Designing the digital future

Seven challenges for more humane technology

26 November 2025

Patricia Horrillo, an expert in communication, social media and Wikipedia, offers a critical and educational analysis of the major dilemmas we face in the digital age (from education and regulation to sovereignty, inclusion and digital rights) to reflect on how to design more humane, fair and conscious technologies.

This talk is based on experiences gathered throughout the European Digital Deal (EUDD) project, a three-year research project (2023-2025) co-funded by Creative Europe on how the accelerated and sometimes ill-considered adoption of new technologies can alter or undermine democratic processes.

Time: 6.30 p.m.

Patricia Horrillo Guerra (Madrid, 1977) is a journalist and philologist, an expert in communication, social media and Wikipedia. Renowned for her activism in the democratisation of online knowledge, her work focuses on promoting citizen participation in digital spaces and raising the profile of women in the collective construction of history.
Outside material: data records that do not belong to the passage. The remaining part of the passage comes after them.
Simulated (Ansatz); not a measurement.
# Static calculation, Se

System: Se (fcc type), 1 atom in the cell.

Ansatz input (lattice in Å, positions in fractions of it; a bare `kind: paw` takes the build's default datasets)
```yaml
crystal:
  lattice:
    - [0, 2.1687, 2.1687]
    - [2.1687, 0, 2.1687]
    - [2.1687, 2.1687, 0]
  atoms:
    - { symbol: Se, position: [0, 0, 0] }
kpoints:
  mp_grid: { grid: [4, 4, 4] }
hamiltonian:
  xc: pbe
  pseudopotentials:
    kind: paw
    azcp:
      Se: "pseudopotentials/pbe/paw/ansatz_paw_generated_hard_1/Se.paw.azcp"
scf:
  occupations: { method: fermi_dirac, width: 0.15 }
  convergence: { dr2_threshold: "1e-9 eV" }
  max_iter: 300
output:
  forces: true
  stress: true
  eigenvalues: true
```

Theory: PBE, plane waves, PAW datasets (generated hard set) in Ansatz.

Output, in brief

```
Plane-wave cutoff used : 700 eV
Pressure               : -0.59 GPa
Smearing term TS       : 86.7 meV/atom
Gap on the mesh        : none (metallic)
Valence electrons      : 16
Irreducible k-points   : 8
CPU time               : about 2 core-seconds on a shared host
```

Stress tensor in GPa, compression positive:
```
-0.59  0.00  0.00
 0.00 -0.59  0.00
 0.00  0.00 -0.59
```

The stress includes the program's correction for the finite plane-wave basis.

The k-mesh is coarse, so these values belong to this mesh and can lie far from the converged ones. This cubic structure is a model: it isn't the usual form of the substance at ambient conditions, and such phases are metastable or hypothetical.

After participating in covering demonstrations and citizen protests during the 15M Movement, she joined forces with other Wikipedians to create 15Mpedia.org, a collaborative platform for documenting the social events that took place in 2011 as an exercise in collective memory. In 2014, she was a researcher at the now defunct Medialab-Prado digital culture centre in Madrid, where she analysed the impact of digital technologies on communication and citizen organisation.

A year later, she founded Wikiesfera, a feminist community dedicated to reducing the gender gap on Wikipedia, the world’s largest free knowledge project. Since then, she has coordinated workshops, meetings and edit-a-thons that have involved thousands of people, mainly women, in the creation of biographies and content with a gender perspective. Wikiesfera has established itself as a space for collective, horizontal and replicable learning, with a presence in different parts of the country.

In addition, it develops training programmes in communication and digital activism for social organisations, promoting the conscious use of technological tools and the strengthening of participatory online communities. Its work has received international recognition, such as the 2024 Lovie Award, given to Wikiesfera for its contribution to a more just, diverse and equitable Wikipedia.